The Globe & Mail: You’re no longer middle-class if you own a cottage or investment property
Originally published in The Globe & Mail on April 26, 2024
Some in cottage country have been singing the blues since Ottawa proposed changes to capital gains taxation as part of the recent federal budget. Their tears reveal they don’t yet recognize how class dynamics have changed as a result of the damage done to our housing system.
Owning a cottage or investment property is no longer a middle-class reality. It’s a sign of affluence in a country where rent and home ownership are so much more expensive for younger residents today than when baby boomers were young.
More, not less, taxation of second properties is required to protect younger Canadians in the housing market, fill the revenue hole left by governments that did not plan adequately for boomers’ retirement, and spur productivity.
I genuinely sympathize when people struggle to ensure that a cherished cottage remains in the family, and I appreciate that taxation plays a role in complicating their planning.
But anyone struggling with that challenge has to sympathize even more with the many hard-working younger folks and newcomers who struggle to afford rent, let alone home ownership of any kind.
Paying taxes on a half-million-dollar capital gain from a cottage or an investment property is a good problem to have. I could line up millions of younger Canadians who would jump at the opportunity to trade their housing woes for that privilege.
Plus, mom-and-pop investors have been harming housing affordability. They contribute to bidding-up average home prices, and they’re implicated in rising rents charged to younger folks increasingly locked out of home ownership. Purpose-built rental construction is a more efficient way to scale up the supply of rental units.
Social Capital Partners, a non-profit focused on broadening access to ownership, rightly calls out this problem, lamenting the role that domestic, small-scale investors have played in crowding-out first-time buyers. They remind us that mom-and-pop investors in residential real estate now outnumber corporate and foreign investors combined.
Canada could “make upward of a million [homes] available over the next decade” for aspiring owners, SCP observes, if we reduce the activity of investors in the housing system to levels that resemble their share of purchases 10 years ago – “all with no additional shovels.”
To advance this goal, they recommend “taxing capital gains on investment property at the same rate as income.” In other words, they propose 100 per cent of capital gains earned from properties other than principal residences should be subject to income taxation – not just the 50 to 66 per cent required by the 2024 budget.

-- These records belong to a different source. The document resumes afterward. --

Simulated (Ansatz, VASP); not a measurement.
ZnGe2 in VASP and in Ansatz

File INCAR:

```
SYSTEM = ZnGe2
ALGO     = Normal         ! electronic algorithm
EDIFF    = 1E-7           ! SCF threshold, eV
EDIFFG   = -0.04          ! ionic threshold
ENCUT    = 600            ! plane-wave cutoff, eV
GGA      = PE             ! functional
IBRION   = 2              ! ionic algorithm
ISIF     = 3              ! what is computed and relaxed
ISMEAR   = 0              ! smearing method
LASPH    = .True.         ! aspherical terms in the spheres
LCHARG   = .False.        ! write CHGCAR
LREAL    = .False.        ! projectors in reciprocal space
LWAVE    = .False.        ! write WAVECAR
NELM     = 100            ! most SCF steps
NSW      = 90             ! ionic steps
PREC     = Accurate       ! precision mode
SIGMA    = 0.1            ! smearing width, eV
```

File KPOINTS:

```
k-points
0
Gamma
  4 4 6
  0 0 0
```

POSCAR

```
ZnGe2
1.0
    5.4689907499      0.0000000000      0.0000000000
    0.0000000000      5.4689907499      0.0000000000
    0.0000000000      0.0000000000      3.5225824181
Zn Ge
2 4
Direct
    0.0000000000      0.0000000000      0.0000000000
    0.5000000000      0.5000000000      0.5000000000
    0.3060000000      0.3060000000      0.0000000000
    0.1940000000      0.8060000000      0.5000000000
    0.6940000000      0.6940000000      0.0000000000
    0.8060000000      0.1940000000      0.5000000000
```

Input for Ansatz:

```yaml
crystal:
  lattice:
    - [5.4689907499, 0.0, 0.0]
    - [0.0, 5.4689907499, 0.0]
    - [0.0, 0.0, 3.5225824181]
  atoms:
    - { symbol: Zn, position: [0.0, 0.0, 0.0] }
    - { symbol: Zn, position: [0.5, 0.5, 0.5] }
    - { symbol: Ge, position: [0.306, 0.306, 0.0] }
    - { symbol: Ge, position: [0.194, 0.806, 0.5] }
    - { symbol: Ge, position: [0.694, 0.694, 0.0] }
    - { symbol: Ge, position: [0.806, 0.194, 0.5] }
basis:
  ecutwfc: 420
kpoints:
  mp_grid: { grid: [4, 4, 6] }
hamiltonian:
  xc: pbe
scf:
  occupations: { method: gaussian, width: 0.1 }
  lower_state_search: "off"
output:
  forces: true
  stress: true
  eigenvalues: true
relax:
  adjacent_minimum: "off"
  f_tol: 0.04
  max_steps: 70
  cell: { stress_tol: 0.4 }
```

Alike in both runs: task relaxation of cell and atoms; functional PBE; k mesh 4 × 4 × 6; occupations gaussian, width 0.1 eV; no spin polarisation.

I like this recommendation for three reasons.
First, it’s hard for younger Canadians to compete with mom-and-pop investors in the housing market. Whereas young folks only bring their earnings to bid on a home, investors can also tap into profits they’ve gained from their housing assets. Since those profits are sheltered from taxation by comparison with labour earnings, the SCP proposal would reduce the tax advantage that helps investors outbid first-time buyers.
Second, mom-and-pop investors tend to be older, which means they are especially likely to be in the generations for which federal and provincial spending is growing most rapidly in government budgets. The SCP proposal would raise additional revenue disproportionately from affluent members of the generations that are benefitting from new spending that is driving government deficits.
Third, the SCP tax change would stimulate productivity. Real estate, rental and leasing have represented the largest share of Canada’s GDP for years, but relatively little employment. This pattern is a root cause of the nations’ poor performance when it comes to economic growth per capita.
When Canadians use their investments to bid up the price of existing homes (which is the vast majority of what is on sale), the investments do relatively little to increase productivity. Instead, they seek wealth windfalls at the expense of inflating the major cost of living for those who are not yet home owners.
By discouraging speculation in housing that is not purpose-built rental, the SCP proposal would incentivize investment in manufacturing, the green economy and other industries that have a better track record at improving productivity than investment in most real estate.
We may lament that owning a second property is no longer a marker of the middle-class. But we need Ottawa to recalibrate the tax code for the present, not the past. Further taxation of second properties and mom-and-pop investors is necessary to promote fairness for every generation.
Dr. Paul Kershaw is Founder, Lead Researcher & Executive Chair of Generation Squeeze. He is a policy professor in the UBC School of Population and Public Health, and Director of the UBC Masters of Public Health program.